- The Washington Times - Monday, October 3, 2016

Hillary Clinton on Monday assailed Republican Donald Trump as a tax cheat, lumping the billionaire in with embattled mega-bank Wells Fargo and casting both as part of a “rigged system” that’s crushing the middle class and exploiting consumers.

At a rally in the battleground state of Ohio, the former first lady alternated between taking shots at her opponent and excoriating Wells Fargo, which is under siege after revelations company employees opened thousands of new accounts without customers’ permission and then collected on fees associated with those accounts.

Mrs. Clinton’s speech came just a day after the New York Times revealed Mr. Trump may have avoided paying any federal income taxes for nearly two decades after declaring a $918 million loss in the mid-1990s. While there’s no direct connection between Mr. Trump’s taxes and the actions of Wells Fargo, Mrs. Clinton linked the two, saying they’re both clear examples of the rich and powerful taking advantage of everyone else.

“It is outrageous that eight years after a cowboy culture on Wall Street wrecked our economy, we are still seeing powerful bankers playing fast and loose with the law,” she said of Wells Fargo, before turning her attention to Mr. Trump.

“And then in a category by himself there’s Donald Trump,” she continued. “It doesn’t look like he paid a dime of federal income tax in two decades … Trump represents the same rigged system he claims he’s going to change. The whole story tells us everything we need to know about how Trump does business.”

Mrs. Clinton added that Mr. Trump “was taking from America with both hands and leaving the rest of us with the bill” by making huge profits for himself while writing off losses and paying no taxes.

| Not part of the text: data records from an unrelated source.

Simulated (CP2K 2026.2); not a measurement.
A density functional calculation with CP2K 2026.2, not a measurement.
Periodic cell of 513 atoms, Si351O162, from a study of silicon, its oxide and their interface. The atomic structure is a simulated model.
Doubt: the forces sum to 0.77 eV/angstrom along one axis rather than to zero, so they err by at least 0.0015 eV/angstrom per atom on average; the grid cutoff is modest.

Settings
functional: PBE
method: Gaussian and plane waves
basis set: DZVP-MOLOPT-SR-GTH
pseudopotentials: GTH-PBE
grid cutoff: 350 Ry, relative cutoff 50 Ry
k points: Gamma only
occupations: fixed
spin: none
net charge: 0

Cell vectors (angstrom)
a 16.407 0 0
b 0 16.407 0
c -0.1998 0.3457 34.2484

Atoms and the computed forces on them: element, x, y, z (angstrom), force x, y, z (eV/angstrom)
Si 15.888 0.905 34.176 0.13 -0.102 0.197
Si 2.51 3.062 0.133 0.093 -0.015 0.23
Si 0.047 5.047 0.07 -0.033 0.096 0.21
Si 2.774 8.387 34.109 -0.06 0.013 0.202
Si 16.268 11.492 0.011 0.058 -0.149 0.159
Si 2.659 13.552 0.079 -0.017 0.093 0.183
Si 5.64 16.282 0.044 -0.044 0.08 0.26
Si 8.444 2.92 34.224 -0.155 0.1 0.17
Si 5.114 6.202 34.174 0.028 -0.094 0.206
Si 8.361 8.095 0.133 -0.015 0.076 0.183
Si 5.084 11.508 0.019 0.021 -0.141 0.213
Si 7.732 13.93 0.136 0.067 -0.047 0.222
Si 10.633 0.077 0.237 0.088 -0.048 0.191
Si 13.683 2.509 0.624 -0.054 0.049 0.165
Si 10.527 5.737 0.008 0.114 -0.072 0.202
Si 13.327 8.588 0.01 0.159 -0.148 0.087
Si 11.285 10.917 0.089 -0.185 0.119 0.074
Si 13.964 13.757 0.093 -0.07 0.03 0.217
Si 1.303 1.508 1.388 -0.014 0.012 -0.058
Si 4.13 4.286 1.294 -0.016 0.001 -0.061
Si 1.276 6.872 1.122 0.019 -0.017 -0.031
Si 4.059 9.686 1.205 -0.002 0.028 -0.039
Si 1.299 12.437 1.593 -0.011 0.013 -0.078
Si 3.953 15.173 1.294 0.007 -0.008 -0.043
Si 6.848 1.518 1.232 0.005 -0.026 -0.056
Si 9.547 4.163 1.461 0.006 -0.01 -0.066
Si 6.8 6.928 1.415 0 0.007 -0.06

But the Trump campaign quickly fired back, accusing Mrs. Clinton of blatant hypocrisy in her accusations against Wells Fargo. The Clinton campaign has accepted at least $258,351 in donations from employees of Wells Fargo, campaign finance records show, and the Clinton Foundation also has accepted between $1,000 and $5,000 from the bank’s community support campaign.

Mrs. Clinton’s corporate ties have long been a thorn in her side politically, and have left many progressives skeptical of her ability and willingness to reform Wall Street. The former secretary of state also accepted hundreds of thousands of dollars for paid speeches to Goldman Sachs and has refused to release transcripts of those speeches.

Still, she maintains that she’s fully committed to taking on wealthy special interests, including those in the banking and corporate sectors.

“Today I want to send a clear message to every board room, every executive suite across America: If you scam your customers, exploit your employees, pollute our environment or rip off taxpayers, we will find ways to hold you accountable,” she said.